Looking for a suit in Bangkok? Yes? Congratulations, you’ve come to the right place. No? This will be a pointless five minutes, but it’s your own time and I’m not here to judge.
Bangkok is both a mecca and a minefield for suits. There are tailors dotted all over the place, many offering unbelievable prices for a handmade garment. By all means go for the dirt cheap option if that floats your boat.
If you want something that won’t spontaneously combust or fall to ribbons halfway through a key event however, you need to expect to pay a little more – it will be worth it.
Where to go
Pinky. You should go to Pinky. Sorry if you were after a range of options but this is, after all, an idiot’s guide so let’s keep it simple. I’ve bought 100% of my (two) suits from there and they are both beautifully made, durable and high quality.
More important than my opinion: Pinky came recommended to me by two separate people who have actual style and know about suits.
Also gaining bonus points: the second suit I bought was 4 years after the first. Not only did they still have my details and the details of the last suit I ordered, right down to the swatches – they also offered to re-size my old trousers for free as I am now somewhat more svelte than I was in 2014. I like that kind of service.
Pinky (they are better at suits than websites) is based in Ploenchit (here), which is beautifully central in Bangkok. It has been there since 1980 and looks every bit of those years from the outside, and also the inside, which is a rabbit warren of fabrics and assistants milling about.
The shop is split into 3 floors which correspond to the prices and quality of the wool. They have 3 tiers of price but are very open about what you get for your money. The cheapest tier won’t set you back much, but you might only get a few wears out of it. The mid tier is for unbranded but high quality material – my go to. There is a tier above this for the super fancy but to be honest the mid tier is more than sufficient.
How to order
The staff at Pinky are more than used to having clueless, non-Thai speaking men stumble, blinking, into their shop and shuffle around aimlessly until they are rescued and given a cold can of coke. Don’t worry if you hyperventilate a little. It’s normal to be scared.

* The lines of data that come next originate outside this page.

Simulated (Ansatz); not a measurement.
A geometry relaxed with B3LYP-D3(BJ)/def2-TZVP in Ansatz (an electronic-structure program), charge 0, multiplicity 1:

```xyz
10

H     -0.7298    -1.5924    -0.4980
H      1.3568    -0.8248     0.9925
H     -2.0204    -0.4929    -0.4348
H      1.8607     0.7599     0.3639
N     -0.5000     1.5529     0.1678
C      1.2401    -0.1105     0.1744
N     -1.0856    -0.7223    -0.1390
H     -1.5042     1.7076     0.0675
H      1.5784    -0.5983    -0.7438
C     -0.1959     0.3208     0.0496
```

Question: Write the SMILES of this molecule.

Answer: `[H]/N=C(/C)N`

If you mumble the word ‘suit’ enough times then somebody will come along to help you, and the tailors speak excellent English. The main tailors seem to be Pinky himself – a man who speaks very little and ages even less but knows his way around an inside leg, and a younger guy who seems permanently deluged with work but is very helpful.
You can tell them what sort of thing you’re after – 2 piece, 3 piece, whether you want shirts as well etc, and they will help you pick material. If you are starting from scratch, they will try to get an idea and then run you through a menu of options down to collar shape, button types and all the nitty gritty.
A top tip if you do know what you’re after is to take a picture of a suit you like for them to work from. The first suit I had made was based on one I saw in London and a grainy image through a shop window was plenty for them to work with.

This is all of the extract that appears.